Confirmation Class Takes A Pass Protesting Methodist LGBTQ Policy

Photo Credits: Small Joys

The United Methodist Church (UMC) is a mainline Protestant denomination and a major part of Methodism. In the 19th century, its main predecessor, the Methodist Episcopal Church, was a leader in evangelicalism. The UMC prohibits same-sex unions. Clergy are officially prohibited from overseeing the vows or signing the union or marriage license, but clergy can offer the premarital counseling, prayers, the homily at the wedding, or read the scriptures. It also forbids any United Methodist board, agency, committee, commission, or council to give United Methodist funds to any gay organization or group, or otherwise use such funds to promote the acceptance of homosexuality.

A group of teens in a confirmation class at a historic United Methodist church in the Midwest has taken the unprecedented step of refusing to join the church. Eight teenagers, aged 13 and 14, made this decision, stood before the congregation on Confirmation Sunday (April 28) and read a letter saying they do not want to become members at this time.

As Religion News Service reports, the teens said they took their stand on principle because they believed the denomination’s vote to uphold and strengthen its ban on LGBTQ ordination and marriage to be “immoral” and “unjust.”

“We are concerned that if we join at this time, we will be sending a message that we approve of this decision,” the confirmation class wrote.

“We want to be clear that, while we love our congregation, we believe the United Methodist policies on LGBTQ+ clergy and same-sex marriage are immoral,” they said.

That’s really brave and wise decision and the teens received a standing ovation for that move.

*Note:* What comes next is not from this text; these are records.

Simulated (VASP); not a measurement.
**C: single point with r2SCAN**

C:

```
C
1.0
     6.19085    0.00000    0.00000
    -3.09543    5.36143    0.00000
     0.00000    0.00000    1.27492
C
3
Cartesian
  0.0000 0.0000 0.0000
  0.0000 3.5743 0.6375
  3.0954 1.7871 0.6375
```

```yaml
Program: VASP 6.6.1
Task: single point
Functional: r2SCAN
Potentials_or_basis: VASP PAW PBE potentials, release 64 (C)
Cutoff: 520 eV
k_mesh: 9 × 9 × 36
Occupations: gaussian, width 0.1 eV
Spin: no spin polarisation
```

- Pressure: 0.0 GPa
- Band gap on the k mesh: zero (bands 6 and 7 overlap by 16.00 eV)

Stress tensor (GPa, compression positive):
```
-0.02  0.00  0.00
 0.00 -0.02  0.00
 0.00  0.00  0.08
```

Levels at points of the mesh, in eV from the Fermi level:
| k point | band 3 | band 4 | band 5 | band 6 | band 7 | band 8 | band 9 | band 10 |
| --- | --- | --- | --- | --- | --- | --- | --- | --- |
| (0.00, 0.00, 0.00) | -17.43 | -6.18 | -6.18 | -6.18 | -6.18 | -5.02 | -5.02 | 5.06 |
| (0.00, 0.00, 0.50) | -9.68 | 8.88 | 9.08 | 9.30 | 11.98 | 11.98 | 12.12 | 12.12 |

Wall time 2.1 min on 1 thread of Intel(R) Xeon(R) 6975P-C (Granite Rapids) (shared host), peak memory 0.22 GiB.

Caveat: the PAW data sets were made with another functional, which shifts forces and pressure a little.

This is the first known refusal to join the church at the end of confirmation, a formal rite of passage that includes education in the faith. Traditionally, confirmation classes spend year learning about Christianity, the history of the United Methodist Church, its social principles, its polity, and what it means to be a member.

They then decide if they want to join the church as members.

In keeping with First United Methodist of Omaha’s history of confronting its denomination’s policies, the Rev. Kent Little, pastor of the church, supported his young people. “Myself and our associate pastor are in full support of their decision,” he said. “We’re proud of them. It’s not an easy thing to do to resist.”

The teens concluded in their letter that depending on how this church responds to the general conference action, we will decide at a later time whether or not to become officially confirmed. But until then, we will continue to stand up against the unjust actions that the denomination is taking. We are not standing just for ourselves, we are standing for every single member of the LGBTQ+ community who is hurting right now. Because we were raised in this church, we believe that if we all stand together as a whole, we can make a difference.